Multiscale hydro-mechanical analysis of unsaturated granular materials using bridging scale method

The purpose of this paper is to extend the bridge scale method (BSM) developed for granular materials with only the solid phase to that taking into account the effects of wetting process in porous continuum. The granular material is modeled as partially saturated porous Cosserat continuum and discrete particle assembly in the coarse and fine scales, respectively.

Based on the mass and momentum conservation laws for the three phases, i.e. the solid skeleton, the pore water and the pore air, the governing equations for the unsaturated porous Biot-Cosserat continuum model in the coarse scale are derived. In light of the passive air pressure assumption, a reduced finite element model for the model is proposed. According to the decoupling of the fine and coarse scale calculations in the BSM, the unsaturated porous Cosserat continuum model using the finite element method and the discrete element model using the discrete element method for granular media are combined.

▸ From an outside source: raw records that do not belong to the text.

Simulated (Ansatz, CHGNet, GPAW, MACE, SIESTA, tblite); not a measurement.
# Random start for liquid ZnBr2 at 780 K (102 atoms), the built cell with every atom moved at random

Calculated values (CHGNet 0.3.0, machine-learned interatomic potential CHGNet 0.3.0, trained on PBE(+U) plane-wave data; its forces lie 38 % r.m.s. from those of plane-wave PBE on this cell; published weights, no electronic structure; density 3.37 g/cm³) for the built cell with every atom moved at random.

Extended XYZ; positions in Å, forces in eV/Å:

The numerical results for a 2D example problem of slope stability subjected to increasing rainfall along with mechanical loading demonstrate the applicability and performance of the present BSM. The microscopic mechanisms of macroscopic shear band developed in the slope are demonstrated.

Do not account for yet the effects of unsaturated pore water in the fine scale.

The novel BSM that couples the Biot-Cosserat porous continuum modeling and the discrete particle assembly modeling in both coarse and fine scales, respectively, is proposed to provide a micro-macro discrete-continuum two-scale modeling approach for numerical simulations of the hydro-mechanical coupling problems in unsaturated granular materials.